Hamilton Lane: Why retail investors should be diving into private markets
The new co-CEO of private markets investment firm Hamilton Lane has one goal: getting retail investors to get excited about private markets.
Erik Hirsch, who began in the role last month, has taken the top job at a pivotal time for his company, and indeed, the entire asset class.
Private markets have enjoyed a rapid surge in popularity over the last couple of years, especially among retail investors, and Hamilton Lane has been eager to capitalise on it.
The new co-CEO almost entirely credited the asset class boom to their accessibility to retail investors, as previously they had been “the realm of institutional, ultra high net worth or family offices”.
“Five years ago, I could have 100 meetings set up for me, and the word retail would not show up in all 100 meetings,” said Hirsch. “Today, it’s going to show up in 98 of the 100.”

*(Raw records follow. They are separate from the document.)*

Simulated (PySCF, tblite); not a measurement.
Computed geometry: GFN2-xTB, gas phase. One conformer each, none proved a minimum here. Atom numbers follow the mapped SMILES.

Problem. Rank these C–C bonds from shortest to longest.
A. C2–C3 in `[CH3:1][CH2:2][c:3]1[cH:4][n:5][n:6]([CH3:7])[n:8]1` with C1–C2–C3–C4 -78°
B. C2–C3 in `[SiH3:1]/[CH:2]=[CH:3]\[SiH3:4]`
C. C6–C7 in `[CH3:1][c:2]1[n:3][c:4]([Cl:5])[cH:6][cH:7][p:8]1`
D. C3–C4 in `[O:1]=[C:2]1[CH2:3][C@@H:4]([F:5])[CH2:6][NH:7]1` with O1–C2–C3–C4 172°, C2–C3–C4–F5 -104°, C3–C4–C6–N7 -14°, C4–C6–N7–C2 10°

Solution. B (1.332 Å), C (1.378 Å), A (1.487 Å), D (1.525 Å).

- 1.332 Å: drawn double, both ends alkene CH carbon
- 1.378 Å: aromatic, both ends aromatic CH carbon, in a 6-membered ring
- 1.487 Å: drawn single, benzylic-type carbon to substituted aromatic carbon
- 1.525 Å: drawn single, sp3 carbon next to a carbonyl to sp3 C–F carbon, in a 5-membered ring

This change was due largely to the drop in investment minimums, he said, along with the creation of new structures and regulation changes.
“If you were taking the typical private equity fund, the minimum for those were often $5m because they weren’t looking for individual investors,” he explained.
Secondly, funds were traditionally modelled to use drawdowns, meaning they will be required to constantly move money in and out over a 10 to 15 year time frame, which is not exactly a friendly model for retail investors.
Now, minimums are much lower, with Hamilton Lane’s being around $50,000, while ‘evergreen funds’ begin with a single deposit.
“Merrill Lynch, Morgan Stanley, they’re writing about this more to their customer base, wealth advisors are talking about this more to their customer base, because there’s something to actually talk about,” he said.
“But could we make this even easier to access? Now, we come to the token world.”
Erik Hirsch
“But could we make this even easier to access? Now, we come to the token world,” said Hirsch.
Through tokenisation, both the underlying private equity assets and their fund could be ‘tokenised’, allowing them to be traded on a blockchain without the need for a centralised system.
Hamilton Lane was one of the first investment firms to list their funds on blockchain platforms.
“The benefit of that token is that it can be sliced and divided into very small increments,” Hirsch explained.
“So maybe the $50,000 minimum could become $5000 because we could have a huge array of digital tokens that are very easily tracked and stored on blockchain.”
In fact, investors themselves can theoretically divide up their tokens and trade them on a secondary market, he explained.
Another hurdle that blockchain surpasses is that a single digital wallet can become a “digital passport”, allowing investors to do know-your-customer and anti-money laundering checks just once, rather than every time they want to invest in a private markets fund, he added.
However, Hirsch acknowledged that “the market is very immature” and while there have been funds flowing in, they represent a small part of Hamilton Lane’s sales.
“What doesn’t exist today is there’s not a vibrant kind of buyer and seller market, there’s just not enough volume today,” he said.
Nevertheless, Hirsch was bullish on the technology, complaining that it had been “unfairly linked to crypto” and “they only share the same spine in the blockchain technology”.